SEVILLA --- The Seville investigating magistrate in charge since 2015 of the criminal case regarding the crash an Airbus A400M military transport airplane in the vicinity of Seville airport that left four crew dead and two injured has decided, according to a finding notified on April 5, that he was closing these criminal proceedings.
Sources familiar with the finding told El Confidencial that Judge María José Moreno points out that the plane crash, after the failure of three of its four turboprop engines, occurred "due to a concatenation of causes," none of which taken separately is relevant enough to justify criminal proceedings.
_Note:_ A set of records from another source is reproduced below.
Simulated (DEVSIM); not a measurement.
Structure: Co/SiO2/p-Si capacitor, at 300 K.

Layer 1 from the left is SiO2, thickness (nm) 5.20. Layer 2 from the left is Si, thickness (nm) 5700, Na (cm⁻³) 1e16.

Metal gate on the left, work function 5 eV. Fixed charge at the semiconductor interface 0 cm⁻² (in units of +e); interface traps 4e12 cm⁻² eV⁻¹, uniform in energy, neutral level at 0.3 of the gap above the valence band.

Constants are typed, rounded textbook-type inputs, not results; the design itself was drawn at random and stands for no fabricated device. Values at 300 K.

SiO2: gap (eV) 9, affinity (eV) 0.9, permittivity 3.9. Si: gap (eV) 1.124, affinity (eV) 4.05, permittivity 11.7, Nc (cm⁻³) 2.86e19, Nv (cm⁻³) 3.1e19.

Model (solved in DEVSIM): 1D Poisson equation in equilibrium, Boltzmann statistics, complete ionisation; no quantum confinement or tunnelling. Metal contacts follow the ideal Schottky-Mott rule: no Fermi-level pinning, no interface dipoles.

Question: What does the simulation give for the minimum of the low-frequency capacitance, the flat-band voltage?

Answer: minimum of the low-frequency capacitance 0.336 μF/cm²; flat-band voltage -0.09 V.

However, the letter, against the appeal of reform before the judge, and appeal to the Provincial Court of Seville, adds: "In this concatenation of causes, there are multiple and separate errors committed in isolation by EPI and EADS (Airbus’ name at the time of the accident) ". EPI (Euro Prop International) is an international consortium between Rolls-Royce plc, France’s Safran and Germany’s MTU which developed and manufactures the A400M turboprop engines. These knowledgeable sources say the judge’s finding opens the door to civil indemnifications claims against both groups. Some of the families of the victims, in any case, are evaluating a possible case.
The A400M crashed on May 9, 2015 just after take-off on a pre-delivery check flight for the Turkish air force. It crashed after the loss of power of three of its four engines that were "frozen," Airbus initially explained.
After two years of investigation, the Spanish defense ministry agency charged with investigating military aircraft accidents (Citaam) pointed out, among many other circumstances of the incident, the lack of coordination between EPI and Airbus when determining which company should load the software that governs the operation of the engines, and whose clearing prior to take-off - which went unnoticed by the crew - caused the power loss and subsequent crash.
EPI appeared in the case last September, following the Citaam report was submitted to the court. EPI, which was created specifically to design and produce the engines of the A400M, explained to Citaam that it should have been its own personnel who uploaded the software, and that its personnel have the necessary civil authorizations for that.
Airbus, however, told Citaam that the aircraft is military, that it operates in military installations and it was its own personnel who had to upload the software.
In addition, the Citaam report also revealed that, at the end of 2014, EPI had already warned that the software upload, in certain cases, could create failures that erased the information that the engines had to receive.
After this warning was transmitted in October 2014 to Airbus and to the European Aviation Security Agency (Easa), the measures to mitigate the problem were not enough, according to the Citaam report.
Despite all this, the Seville and Airbus prosecutors asked at the end of last year to file the criminal case because, they argued, although it can be said that "not all possible scenarios were evaluated", the fatal accident occurred "because of the confluence of several concatenated factors which, together with the decisions taken on the flight," prevent the isolation of individual or group behavior that could allow to personally attribute to any of the intervening parties "a failing" in the “objective or subjective duty of care ".
The office of the public prosecutor had already opened the door to the civil route, and now the investigating magistrate has followed suit by closing the criminal investigation.
In this case, in addition to the each of the six victims separately (or their families in the case of the deceased), the parties of a possible civil case are Airbus, EPI and Allianz, the insurer of Airbus.